TORQUE
From Montana Tech High Performance Computing
Torque is a resource manager that provides the functionality to start, cancel, and monitor batch jobs sent to the cluster. The basic Torque scheduler has been disabled and scheduling is now done with Moab. Please reference the Moab page for details about submitting batch jobs, scheduling, queues, etc.
Torque documentation is being maintained here for now. Full documentation is available at Adaptive Computing [1].
Contents
Submitting Jobs with msub
The basic Torque scheduler has been replaced with Moab. Please use msub instead of qsub. Job scripts for Torque should also work for Moab.
A job is created by submitting an executable script to the batch server with qsub [2]. The qsub documentation describes a variety of command line arguments for requesting resources, declaring the job name, specifying the priority or destination queue, defining the mail options, etc.. The script contains the commands that will be executed on the compute node assigned by TORQUE for the job. For jobs that request multiple nodes, the script will run on a single node and should contain the commands necessary to utilize all the processors assigned to the job. An example of an MPI job script is below. The job scripts can contain PBS directives that replace the need to use the qsub command line arguments.
Requesting Resources
There are 20 compute nodes with 32 processors per node in the cluster. If no resources are requested, then a single processor on a node will be assigned. Use the -l flag to request resources [3]. For example, "qsub -l nodes=4" will allocate 1 processor on each of four nodes for the job, because the default is to assign 1 processor per node requested. To request all the processors on a node, use ppn=32 (i.e., qsub -l nodes=4:ppn=32). Other resources that are often requested memory size and walltime.
Examples
Interactive Job
To run a program interactively on a compute node:
-
qsub -I
If you want to request a specific node, use the -l option with the resource request:
-
qsub -I -l nodes=n9
Script without PBS directives
A script does not require PBS directives. For instances a simple testjob script to print the host name and ping the management node would contain:
-
#!/bin/sh
hostname
ping -c 30 scyld
To request 2 nodes and 4 processors per node with a mail message when the job ends, the command line would look like:
-
qsub testjob -l nodes=2:ppn=4 -m e -M username@mtech.edu
An output file will be created that contains the hostname that the script ran on and the output from pinging the management node for 30 seconds.
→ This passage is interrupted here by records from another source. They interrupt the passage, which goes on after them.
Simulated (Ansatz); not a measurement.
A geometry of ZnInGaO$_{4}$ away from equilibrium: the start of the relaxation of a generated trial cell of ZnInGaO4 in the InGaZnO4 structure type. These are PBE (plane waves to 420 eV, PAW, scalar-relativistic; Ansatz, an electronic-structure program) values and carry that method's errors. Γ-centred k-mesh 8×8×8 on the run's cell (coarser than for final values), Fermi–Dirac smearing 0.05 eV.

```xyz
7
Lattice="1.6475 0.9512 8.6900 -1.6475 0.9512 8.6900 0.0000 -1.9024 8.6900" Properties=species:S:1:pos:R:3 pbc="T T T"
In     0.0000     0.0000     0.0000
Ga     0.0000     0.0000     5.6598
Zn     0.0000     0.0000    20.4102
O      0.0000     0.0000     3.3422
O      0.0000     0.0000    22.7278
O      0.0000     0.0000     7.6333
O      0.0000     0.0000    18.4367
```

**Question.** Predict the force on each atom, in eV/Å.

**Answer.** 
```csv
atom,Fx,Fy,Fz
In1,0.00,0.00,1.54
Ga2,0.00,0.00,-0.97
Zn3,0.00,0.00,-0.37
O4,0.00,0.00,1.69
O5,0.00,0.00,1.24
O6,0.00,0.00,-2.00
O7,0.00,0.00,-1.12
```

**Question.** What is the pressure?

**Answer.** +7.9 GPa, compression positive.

Script with PBS directives
Since scripts are normally submitted several times, it is more convenient to include the qsub options in the script file as PBS directives. The previous testjob script would become:
-
#!/bin/sh
#PBS -l nodes=2:ppn=4
#PBS -N PingJob
#PBS -d /home/mtech/username
#PBS -m e
#PBS -M username@mtech.edu
#PBS -l walltime=00:01:00
hostname
ping -c 30 scyld
The job is now simply submitted with:
-
qsub testjob
Script for MPI job
Applications that use MPI require slightly more sophisticated scripts that set the shell and MPI version, identifies the compute nodes allocated for the job, and initiates the mpd daemons on the assigned compute nodes. An example for MPICH2:
-
#!/bin/bash
#PBS -l nodes=4:ppn=32
#PBS -N MPIJob
#PBS -d /home/mtech/username
#PBS -S /bin/bash
#PBS -m e
#PBS -M username@mtech.edu
#PBS -l walltime=00:10:00
MPDHOSTS=mpd.hosts.$PBS_JOBID
sort -u $PBS_NODEFILE > $MPDHOSTS
NODES=`cat $MPDHOSTS | wc -l `
NPROCS=`cat $PBS_NODEFILE | wc -l`
echo "NODES=$NODES"
echo "NPROCS=$NPROCS"
module load mpich2/gnu
mpirun -np $NPROCS --hostfile $MPDHOSTS mympiapp
rm $MPDHOSTS
InfiniBand with OpenMPI
By default the 1 Gig eth network is used. To specify that OpenMPI uses the InfiniBand network, include --mca btl openib,sm,self :
-
module load openmpi/gnu
export LD_LIBRARY_PATH=$LD_LIBRARY_PATH:/usr/local/lib64
mpirun --mca btl openib,sm,self -np $NPROCS --hostfile $MPDHOSTS mympiapp
Monitoring jobs with qstat
qstat will show the status of your jobs, but not the status of other users' jobs.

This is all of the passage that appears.